I'm one of the developers on both projects.
It is pretty much always safe to use Webmin and the command line on the same configuration files. We're system administrators ourselves, and it would infuriate me to not be able to hit the command line. As long as the service itself (Apache, Postfix, whatever) can read and parse the file, Webmin should be able to, as well. And it will never overwrite your changes...next time you visit the service in Webmin, you'll see the new configuration. Webmin always works directly on the files and there is no intermediate step or database.

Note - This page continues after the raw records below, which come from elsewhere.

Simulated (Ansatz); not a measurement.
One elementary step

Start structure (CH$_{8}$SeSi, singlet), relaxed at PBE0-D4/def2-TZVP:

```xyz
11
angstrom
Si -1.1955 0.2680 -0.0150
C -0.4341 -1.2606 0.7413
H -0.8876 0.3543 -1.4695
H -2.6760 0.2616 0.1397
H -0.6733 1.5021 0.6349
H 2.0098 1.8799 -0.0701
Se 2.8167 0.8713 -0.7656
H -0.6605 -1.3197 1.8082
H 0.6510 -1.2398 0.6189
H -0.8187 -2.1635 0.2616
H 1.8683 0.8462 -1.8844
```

Virtualmin has a small amount of its own meta-data, and it would be possible to break stuff in a Virtualmin system, while not actually breaking the configuration for the services it manages...but it's pretty rare. Virtualmin is also designed to allow configuration via the command line. You generally don't even have to think about the spots where it might cause trouble, because they're things you, as a reasonably knowledgeable sysadmin, wouldn't do. Like messing with GID/UID of users, which would break associations between domains and users. One other area to be aware of: If you change passwords outside of Virtualmin using passwd or something else, it will not be able to update all of the other related passwords to match (which may or may not be a big deal; just depends on your use case and your users). There is a command line tool for Virtualmin that allows command line changes to anything in Virtualmin, including password, as well...so you can still script things that wouldn't be safe to change outside of Virtualmin using that command line tool, or the HTTP API.
So, in short, if being able to edit configuration files is important, I think Webmin and Virtualmin are probably the best options available. At least, I don't know of any other full-featured control panel that does this. It is pretty hard to do, so most projects and products punt and rewrite files from templates and such.